The details of UMAP are not constrained by category theory.

Instead, the algorithm’s details seem to have been chosen to make it work in practice, and sometimes justified by analogy to concepts from pure math. For example

UMAP’s score function is based on probability theory, but probability appears nowhere in the Barr/Spivak framework.
Spivak’s use of the log function was arbitrary, but it plays a key role in UMAP (as mentioned above).
UMAP sets the distance between nearest-neighboring data points to zero. This is justified by local connectivity of the embedding manifold. But manifolds are always locally connected – this instead makes it non-Hausdorff (and not actually a manifold).

It might be possible to come up with a categorical framework from which you can derive UMAP’s details, and that would be a great topic of research which could lead to further improvements in the algorithm. For example, this would involve modifying the Barr/Spivak framework so that UMAP’s cross-entropy score emerges naturally.

UMAP is a great algorithm, whose inventors were inspired by pure math. Which is fine: the discovery of benzene’s ring structure was inspired by a dream of a snake eating its own tail. Whatever works.

But to claim right now that UMAP is a killer app for category theory would be a mistake. This will just lead to disappointment for those who actually work through the details, and won’t help the field of applied category theory gain respect.

10. Graham Jones says:

I have not learned category theory. I suppose I’m waiting for that killer app that will make me take it seriously. Non-linear dimensionality reduction (NLDR) would never be that that application for me because the problem it attempts to solve is so vaguely defined. There is no best way of mapping points on the Earth’s surface to 2D, and the data sets that are fed into NLDR algorithms are much harder than that. Wikipedia lists 29 NLDR algorithms ( https://en.wikipedia.org/wiki/Nonlinear_dimensionality_reduction ) and I think each one has it’s own unique selling point. UMAP is not the only one where the mathematical inspiration behind the algorithm is more interesting than the algorithm itself.

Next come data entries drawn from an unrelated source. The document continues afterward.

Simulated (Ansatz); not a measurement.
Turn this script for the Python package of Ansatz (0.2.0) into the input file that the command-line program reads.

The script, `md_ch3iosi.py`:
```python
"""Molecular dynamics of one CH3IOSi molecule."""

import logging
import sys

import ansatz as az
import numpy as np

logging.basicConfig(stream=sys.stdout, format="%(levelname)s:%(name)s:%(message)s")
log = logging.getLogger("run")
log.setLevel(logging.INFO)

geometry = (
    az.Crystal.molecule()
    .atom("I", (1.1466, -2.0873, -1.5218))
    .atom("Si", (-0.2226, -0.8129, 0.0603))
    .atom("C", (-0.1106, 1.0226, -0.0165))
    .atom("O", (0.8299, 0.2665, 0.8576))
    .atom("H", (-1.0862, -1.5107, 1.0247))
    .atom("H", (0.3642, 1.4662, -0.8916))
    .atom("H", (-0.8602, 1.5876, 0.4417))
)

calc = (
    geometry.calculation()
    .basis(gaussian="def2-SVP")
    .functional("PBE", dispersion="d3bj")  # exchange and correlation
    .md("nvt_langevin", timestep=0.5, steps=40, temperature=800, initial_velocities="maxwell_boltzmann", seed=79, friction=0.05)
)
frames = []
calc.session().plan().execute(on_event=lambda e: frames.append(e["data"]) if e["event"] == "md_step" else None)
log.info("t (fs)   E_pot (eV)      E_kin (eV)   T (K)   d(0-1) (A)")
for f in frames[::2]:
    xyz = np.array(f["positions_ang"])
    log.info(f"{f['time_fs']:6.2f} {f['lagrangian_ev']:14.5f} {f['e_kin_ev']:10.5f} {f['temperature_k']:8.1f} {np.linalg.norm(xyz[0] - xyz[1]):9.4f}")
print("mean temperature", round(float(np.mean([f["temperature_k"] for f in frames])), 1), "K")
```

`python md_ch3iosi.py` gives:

I get the impression that much of the popularity of t-SNE and UMAP is their ability to detect clusters. But then, I think: if you want to detect clusters, wouldn’t it be better to use a clustering algorithm which is designed for that purpose and not constrained by the need to make nice pictures?

I think I have some insight into why UMAP works well, but it has nothing to do with category theory.

In a high dimensional space, all the distances between pairs of points from a finite set are about the same. This isn’t quite true of course, but if someone hands you a set of high dimensional real-world data, it’s a good guess. Taking the MNIST data for example, over 99% of the pairwise distances are between 9 and 14. Almost all are between 5 and 15. If these are to be sensibly mapped to 2 dimensions, something major needs to happen to this distribution of distances.

Puzzle: how many points can you place in the plane so that the maximum distance between any pair is no more than 3 times the minimum?

To make local distances from each point, UMAP subtracts the distance to the nearest neighbour. This is done to ensure local connectedness. But it has a big effect on the distribution of distances. I guess that roughly speaking, the range 9 to 14 becomes 0 to 5 for a typical point in the MNIST data.

UMAP then converts these to asymmetric similarities which have to be made symmetric using some function f(p,q). I would expect this to satisfy f(p,p) = p. If a pair of similarities are already the same, why would you change them? In UMAP f(p,p) = 2p – p^2. So, for example, a similarity of .9 becomes .99. This corresponds to more squashing of small distances.

In summary, the way that UMAP ensures local connectivity and symmetry have drastic side effects on distances, and these side effects are a good thing if you are making a large reduction in dimensionality.

11. Zelong Li says:

It seems from a TDA-theoretic point of view that all 0-simplex as data points should just have degree of membership 1 by default. Is this correct? At least in an UMAP example it shows like that.